From the Archive: Ease Me Into Cryptography, Part 1: Buzzwords and Hash Functions

Here's a post from the archives, a series I originally wrote in 2017 that was published on Ethical Hacker Network. Even back then I was passionate about making sure technical concepts weren't alienating to anyone. This goal has proven to still be critical to the technical leaders I get to see succeeding every day. Please enjoy.

Note: these examples were written using a previous version of python and may require adjustments.

---

You know what it’s like being in security and someone asks you what you do. Now imagine the responses when I tell people I do cryptography. And it’s not just outsiders. Even within a techie crowd, common responses range from “Ooof, that sounds complicated” to “I wouldn’t touch that with a ten-foot stick”. I usually laugh and assure people that, although it can be complex, the complexity is surmountable. Even my reassuring comments are met with disbelief and the persistence of a feeling of intimidation by the topic of cryptography. I would love nothing more than for my words to be met with intrigue rather than hesitation. So I’m here to prove to you that crypto is tackle-able, and you can be the one to tackle it.

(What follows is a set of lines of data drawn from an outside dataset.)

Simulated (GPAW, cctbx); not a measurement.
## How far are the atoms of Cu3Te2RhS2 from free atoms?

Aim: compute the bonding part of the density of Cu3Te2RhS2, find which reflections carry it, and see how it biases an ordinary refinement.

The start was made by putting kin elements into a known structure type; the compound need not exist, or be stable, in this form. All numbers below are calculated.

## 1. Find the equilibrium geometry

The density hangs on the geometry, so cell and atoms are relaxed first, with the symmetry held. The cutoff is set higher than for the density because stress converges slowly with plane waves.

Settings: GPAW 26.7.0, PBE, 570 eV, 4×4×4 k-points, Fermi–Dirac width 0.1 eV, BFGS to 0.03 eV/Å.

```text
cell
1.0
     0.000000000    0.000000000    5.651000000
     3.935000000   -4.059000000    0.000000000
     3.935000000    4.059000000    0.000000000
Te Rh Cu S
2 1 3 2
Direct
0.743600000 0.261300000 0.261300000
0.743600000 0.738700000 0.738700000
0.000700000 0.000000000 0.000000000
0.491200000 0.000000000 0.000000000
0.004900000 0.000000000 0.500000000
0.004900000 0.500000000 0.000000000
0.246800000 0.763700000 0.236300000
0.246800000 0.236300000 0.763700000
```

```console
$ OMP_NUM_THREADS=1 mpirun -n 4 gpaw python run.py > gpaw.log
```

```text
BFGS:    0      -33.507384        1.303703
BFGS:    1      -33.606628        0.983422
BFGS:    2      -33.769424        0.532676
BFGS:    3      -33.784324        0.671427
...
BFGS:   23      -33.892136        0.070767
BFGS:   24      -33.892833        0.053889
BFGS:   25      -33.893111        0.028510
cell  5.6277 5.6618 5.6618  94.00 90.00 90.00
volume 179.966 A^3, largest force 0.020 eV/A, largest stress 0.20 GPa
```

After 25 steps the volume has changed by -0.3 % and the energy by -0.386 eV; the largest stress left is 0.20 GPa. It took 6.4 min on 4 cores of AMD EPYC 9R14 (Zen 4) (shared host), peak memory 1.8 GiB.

Cryptography is no longer a convenient addition. It is becoming more and more of a necessity for security and privacy. Organizations and consumers are demanding it. So, if you must learn it eventually, why not start now and why not learn the easy way. I fully admit that cryptography sounds intimidating, especially when it comes to adding it into your code. However, I firmly believe that the intimidation is solely because it is in an unfamiliar context. If the concepts can be broken down into bite-sized pieces, then our brains can more easily consume the crypto elephant. “Ease Me Into Cryptography”, a series of introductory articles for InfoSec professionals, will do just that.

Taking the first bite

One of my favorite subreddits is called “Explain Like I’m Five” (ELIF). The subreddit isn’t intended to be condescending but rather offers a place for people to say, “I don’t get this, but I want to. Can you break it down so I can make sense of it?” I think this strategy works because when things are broken down simply, we naturally draw parallels to concepts we already know. That helps us to soak in the new knowledge rather than just letting the information go in one ear and out the other. It gives us the ability to actually process it. So, if cryptography is something that seems unapproachable when left as a complex, out-of-context blob, let’s be inspired by ELIF and break it down into digestible chunks!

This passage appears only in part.